Gov. Brown signs controversial new climate bills

 

California Gov. Jerry Brown, sitting center, surrounded by government officials, signs landmark legislation, bill SB350 by Senate President pro Tempore Kevin De Leon, third from left, to combat climate change by increasing the state's renewable electricity use to 50 percent and doubling energy efficiency in existing buildings by 2030 at a ceremony at the Griffith Observatory in Los Angeles on Wednesday, Oct. 7, 2015. (AP Photo/Damian Dovarganes)

Over staunch opposition on his right, Gov. Jerry Brown signed several new climate bills into law, aiming to keep California on the regulatory trajectory first set during former Gov. Arnold Schwarzenegger’s administration. 

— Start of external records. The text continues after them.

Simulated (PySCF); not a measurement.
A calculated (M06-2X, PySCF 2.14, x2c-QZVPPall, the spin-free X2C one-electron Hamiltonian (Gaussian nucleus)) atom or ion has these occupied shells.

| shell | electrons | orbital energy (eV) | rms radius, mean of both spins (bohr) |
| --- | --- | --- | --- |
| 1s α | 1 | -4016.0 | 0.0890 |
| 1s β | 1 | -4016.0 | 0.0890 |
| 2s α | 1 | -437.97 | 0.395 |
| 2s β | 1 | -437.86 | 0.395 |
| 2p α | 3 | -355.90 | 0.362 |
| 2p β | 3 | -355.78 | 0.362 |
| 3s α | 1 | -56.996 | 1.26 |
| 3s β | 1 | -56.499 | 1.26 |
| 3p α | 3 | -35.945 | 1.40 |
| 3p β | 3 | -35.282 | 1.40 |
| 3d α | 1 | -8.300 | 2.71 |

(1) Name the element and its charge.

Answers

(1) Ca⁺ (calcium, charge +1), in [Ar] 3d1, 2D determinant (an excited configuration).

That suite of laws, “in which polluters pay to offset emissions under a declining cap, is on tenuous footing amid litigation and uncertainty in the Legislature,” the Sacramento Bee noted. The idea of a new set of rules, “negotiated by Brown and legislative leaders last month, was significant to many moderate Democrats who viewed spending in their districts as critical to buttress a state climate program that has faced heavy resistance from industry,” the paper added. 

Complex divisions

Some Democrats with that stance have worried that national and statewide populist sentiment could pose an especially sharp threat to their political fortunes this election year. Complicating the ideological picture still further, “many lawmakers representing low-income communities of color made themselves a force in the state’s climate change debate after complaints that existing policies weren’t doing enough to benefit the districts they represent,” as the Los Angeles Times noted

But Democrats further to the left did not want to back down, or be seen as backing down, to industry interests. At the same time, however, their own interests have not shifted measurably closer to Gov. Brown’s, which have wound up at loggerheads with party members to his left over allocations to projects such as the state’s bullet train. With talks moving slowly, “Brown negotiated the spending plan with top Democratic legislative leaders Assembly Speaker Anthony Rendon of Paramount and Senate President Pro Tem Kevin de Leon of Los Angeles,” according to KPBS. “It was approved on the last day of the legislative session, Aug. 31.”

Big ticket

Environmental activists and policymakers embracing their cause had to scramble to craft the fresh scheme in a way that seemed to ensure it could survive a spirited fight during the legislative process. “The new plan, outlined in SB32, involves increasing renewable energy use, putting more electric cars on the road, improving energy efficiency, and curbing emissions from key industries,” NPR reported. “Brown signed another bill, AB197, that gives lawmakers more oversight of regulators and provides aid to low-income or minority communities located near polluting facilities such as oil refineries and factories.” All told, the package amounted to some $900 million in outlays sourced from the state’s cap-and-trade revenues. “The money represents two-thirds of the available funding from California’s carbon-emission fee,” noted KPBS.

On hand for Brown’s signing ceremony in Fresno, Republican Mayor Ashley Swearengin touted the prospect of statewide infrastructure construction associated with Brown’s environmental agenda, which would include the long-simmering high-speed rail effort. With success, “Swearengin added, the Valley will see a 40 percent reduction in greenhouse gas emissions over the next 20 years,” the Business Journal noted.

Lingering resistance

But business, energy and conservative groups, which had struggled to turn the tide against the bills, quickly vented their frustration. “Taken together, SB32 and AB197 impose severe caps on the emission of greenhouse gases in California, without requiring the regulatory agencies to give any consideration to the impacts on our economy, disruptions in everyone’s daily lives or the fact that California’s population will grow almost 50 percent between 1990 and 2030,” said Allan Zaremberg, California Chamber of Commerce president and CEO, in a statement. 

Under Zaremberg’s leadership, the organization has spearheaded litigation targeting the current cap-and-trade regime. “A state appellate court is considering a challenge by the California Chamber of Commerce, which argues the fee is a tax that needed support from two-thirds of the Assembly and Senate in order to be valid,” KPBS recalled. “Republicans have in the past said it’s irresponsible to spend money generated from a fee being challenged in court.”